There are at least two (2) facts of the matter that I should have paid more attention to and carefully considered before writing my letter to my clients. While I have every reason to believe that both of you are fully acquainted with these particular facts of the matter, permit me to address them merely for the sake of the few fellow dinosaurs who may read this tract, and whose understanding of the ways of modern translation need remediation. The first is that there are fewer and fewer translators involved in the translation industry. Translators, as we knew and defined them once upon a fairly short time ago, have been replaced by a genus called CAT workers or CAT operators (a genus somewhat akin to the now-defunct keypunch operator). The second fact of the matter is that with the ever-growing dominance of CAT, it is the computer that undertakes a so-called “scientific” analysis of the text to be translated, comparing it to texts that have been previously translated and stored in its memory, an analysis that includes not just the exact number of words to be translated from “scratch”, but also the number of words that may be similar to those already in the memory; this process is called “matching” and the computer undertakes all sorts and manner of calculations to determine percentages of this “matching”. All of these analyses and calculations of matching percentages are done on the basis of the text to be translated, i.e., the source language text, and the CAT worker or operator is told right from the get-go precisely how many (SL) words he or she will have to “translate” and how much he or she will be paid for those “translated” words. And there is no arguing by the CAT operator with either the computer or the translation agency. (Of course, this latter aspect raises some interesting questions of independent contractorship, but that’s another story for another day.)

Anyway, arguments/discussions/debates/discourses about TL-SL counts are now meaningless; the computer has become and is unquestionably the undisputed master and sole arbiter of this aspect of the translation process, and both the translation agencies and the hordes of CAT operators who labor for those agencies now worship fervently at the altar of this omniscient and omnipotent deity.

If my letter to my clients said anything, it said that I am of the age of the quill pen and parchment paper. And now I shall take leave of you to get into my horse-drawn carriage and repair to the blacksmith.

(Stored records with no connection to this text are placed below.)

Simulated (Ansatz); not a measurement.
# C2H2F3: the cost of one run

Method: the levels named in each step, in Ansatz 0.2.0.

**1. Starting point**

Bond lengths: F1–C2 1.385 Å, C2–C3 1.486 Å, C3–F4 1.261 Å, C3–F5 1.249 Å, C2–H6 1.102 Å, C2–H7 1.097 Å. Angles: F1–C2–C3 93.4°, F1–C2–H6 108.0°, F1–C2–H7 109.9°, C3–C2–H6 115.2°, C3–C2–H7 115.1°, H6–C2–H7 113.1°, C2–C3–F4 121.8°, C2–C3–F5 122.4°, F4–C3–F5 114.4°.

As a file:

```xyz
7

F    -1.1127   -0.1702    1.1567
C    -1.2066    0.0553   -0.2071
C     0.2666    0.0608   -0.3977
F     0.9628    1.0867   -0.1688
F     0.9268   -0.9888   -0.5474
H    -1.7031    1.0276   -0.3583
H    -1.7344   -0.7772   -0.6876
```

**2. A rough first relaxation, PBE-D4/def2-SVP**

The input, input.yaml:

Always your Most Hbl., Dvt. & Obt. Svt.,

(Hell, if I am to be classified as a dinosaur, I just as well write like one, eh?)

Bernie Bierman


Monday, March 1, 2010

THE COMMODITIZATION OF TRANSLATION

I recently received an email from my friend and colleague Bernie Bierman about an internet posting made by a translation agency asking "experienced Portuguese Translators and Proofreaders" to submit their rates for "no match, repetitions, and 75-99% match". He also reminded me of then-ATA president Jiri Stejskal's article "On Statistics and Competition" in the February 2008 ATA Chronicle and suggested that I take another look at it.

Basically, Mr. Stejskal's article is what we call a "feel-good" piece, as are most Chronicle articles, telling translators that they need not fear competition from abroad, or for that matter, any competition at all. The Stejskal article states that "inexpensive translation from developing countries can be viewed as a threat...only insofar as translation is perceived as a commodity that can be produced regardless of location and supplied without qualitative differentiation across a given market." (my emphasis) He goes on to tell us that to "make sure translation is not traded or perceived as a commodity...we need to specialize in order to differentiate our translation or interpreting work qualitatively."

At the time, I wrote a commentary in the Gotham Translator about the absurdity of thinking of specialization as being a way to prevent the commoditization of translation, but I was thinking about outsourcing then. I was not thinking about the role that translation memory software would play, indeed, has played in the commoditization of translation. So, what exactly does it mean to "commoditize" something? Investopedia defines it as follows:

"The act of making a process, good or service easy to obtain by making it as uniform, plentiful and affordable as possible. Something becomes commoditized when one offering is nearly indistinguishable from another. As a result of technological innovation, broad-based education and frequent iteration, goods and services become commoditized and, therefore, widely accessible." (my emphasis)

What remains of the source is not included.